There is no application which only has an UI, of course a lot of sub components are single threaded, but even the simplest of applications use more threads.
In practice, most code is multithreaded.
But in practice, most code is
single-thread bound, due to Ahmdal's law. Which means the code gets faster when you get +Single thread performance. +Multithread performance is minimized due to the nature of Ahmdal's law.
There are exceptions: 3d Modeling renders are closer to Gustafson's law. That is: people aren't primarily interested in rendering times per se. A 3d Render is "set" at 8-hours or ~72 hours per frame (in the case of Marvel / Pixar movies), which is the largest practical time for their workflow. What 3d modelers want is a
better image at the end of those 72 hours, which follows Gustafson's law (you can do more work / more detailed modeling in the same timeframe).

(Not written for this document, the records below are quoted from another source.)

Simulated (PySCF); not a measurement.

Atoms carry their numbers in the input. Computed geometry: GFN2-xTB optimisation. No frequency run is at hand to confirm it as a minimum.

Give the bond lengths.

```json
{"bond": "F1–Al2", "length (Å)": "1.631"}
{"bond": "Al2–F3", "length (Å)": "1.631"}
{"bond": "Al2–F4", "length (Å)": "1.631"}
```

Video games are often multithread-programmed but single-thread bound on the physics thread. AI, Sound, even graphical effects can all complete nearly immediately. But the physics rendering (collision detection. Bullet detection, object-per-object updates) takes the most time, and is often only written in a single thread for maximum consistency. (It is hard to make a multiplayer game all update their physics simultaneously unless you're all doing it in a single-thread in a well defined order and well-defined floating-point rounding)
------
Same game at higher FPS: Ahmdal's law and single-thread bound.
Different game with more effects at the same FPS: Gustafson's law, probably can take advantage of multicore more.
Two different programming styles, two different results. It depends on the game engine, the game programming team and their philosophy with regards to high-performance programming.
RISC is if anything more prone to pipeline stalls, which is actually the reason for Power having 4-way and 8-way SMT.
POWER9 has pipeline stalls because it was designed with lol 2-latency on XOR and Add instructions.
The other "RISC" processors (and I hate that word...): ARM / RISC-V, do not suffer from this behavior. I think IBM intended for POWER9 to be a 4-way or 8-way SMT from the start. When you consider that most business class code (ie: databases) are sitting around waiting for cache-stalls, it makes sense to go higher SMT and higher-latency cores.